On 12/04/2006, at 7:09 PM, Nick Arnett wrote:

In Lutheranism and most of Protestantism, Christianity isn't about doing good in order to get into heaven, even though that's often how it comes
across.

That I know - I was raised C of E, and was heavily involved in Christian fellowship through my teens. It's not what I was talking about. The Christian precept of redemption through acceptance of God's grace in the sacrifice of Jesus is one thing. That is the correct definition of a Christian, and is where so many (including many Sunday Christians like my mother) get it wrong.

Christ's message of forgiveness frees us from the vicious cycle of
guilt and error, frees us to do good, to follow the very rules that free
us.  This is where cause and effect are often confused.

Sure. *snip for brevity*

Lest this all sound theological, intellectual and distant, let me make it clear that in my life, I certainly have seen that I become a kinder, more loving person when I start by accepting that I am accepted, rather than the
false, but often followed, idea that first I have to be good.

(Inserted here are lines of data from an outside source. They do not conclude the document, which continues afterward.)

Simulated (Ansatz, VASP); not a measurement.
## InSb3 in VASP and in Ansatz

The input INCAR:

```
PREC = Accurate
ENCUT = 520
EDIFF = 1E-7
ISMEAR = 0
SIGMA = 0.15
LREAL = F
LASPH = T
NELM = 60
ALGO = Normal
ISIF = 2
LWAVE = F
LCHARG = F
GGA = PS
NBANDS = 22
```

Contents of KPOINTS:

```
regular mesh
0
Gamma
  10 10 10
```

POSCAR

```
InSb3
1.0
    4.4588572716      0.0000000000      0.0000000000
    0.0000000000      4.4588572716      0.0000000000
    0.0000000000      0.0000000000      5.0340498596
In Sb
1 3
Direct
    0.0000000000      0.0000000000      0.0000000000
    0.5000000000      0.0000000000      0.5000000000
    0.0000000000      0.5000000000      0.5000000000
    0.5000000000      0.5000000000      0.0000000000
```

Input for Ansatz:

Also fine, and well understood by me.

My favorite parable about this is the woman caught in adultery. The *first* thing Jesus does is send away her accusers and says that neither does he does condemn her, vividly demonstrating that he accepts her as she is. Only then does he say those words that are so often taken out of this context --
"Go and sin no more."  Acceptance and forgiveness precede "be good."
Critics of Christianity talk about aspects that are hard to believe, but they rarely point to this wild notion that God loves us in our sin, not despite it. I certainly find it hard to give up the idea that I have to be good before you'll accept me... but when I do believe that, it is powerful
stuff.

Sure is.

There are various ways that churches answer that question, but if there is one that says, "However you'd like to," it is most certainly on the fringe.
I suppose that Unitarians fit that description.  John Wesley's great
contribution was to offer a method (or a Method) to go about this, his
"quadilateral" of reason, tradition, experience and Scripture. Reason can
be quite liberal, tradition tends to be conservative, experience can
probably go either way (e.g., a conservative is a Christian who has been mugged, a liberal is somebody who has lived among the poor), Scripture can be used and abused... but it seems to me that respecting each is as good as
any way to choose one's path.

Interesting how hard it is to get a straight answer, isn't it? So what you're saying is that there is no right answer, and we take out of it what we can?

It still seems that the only major difference between you and I in terms of understanding our place in this world is that while we both imagine how a moral person would be and try to live that way, while we both try to be both accepting of our own shortcomings and of others', you have a belief in something I no longer have. A large part of my journey away from religious or supernatural belief was my personal and growing understanding that the ethical and moral codes I chose to follow worked just as well whether God existed or not... ...and eventually, for me, he didn't.

I'm still interested in hearing the religious experience of intelligent and thoughtful scientific believers, and chewing the fat on these subjects. I may disagree (and often do, sometimes a bit strongly) but I'm always interested.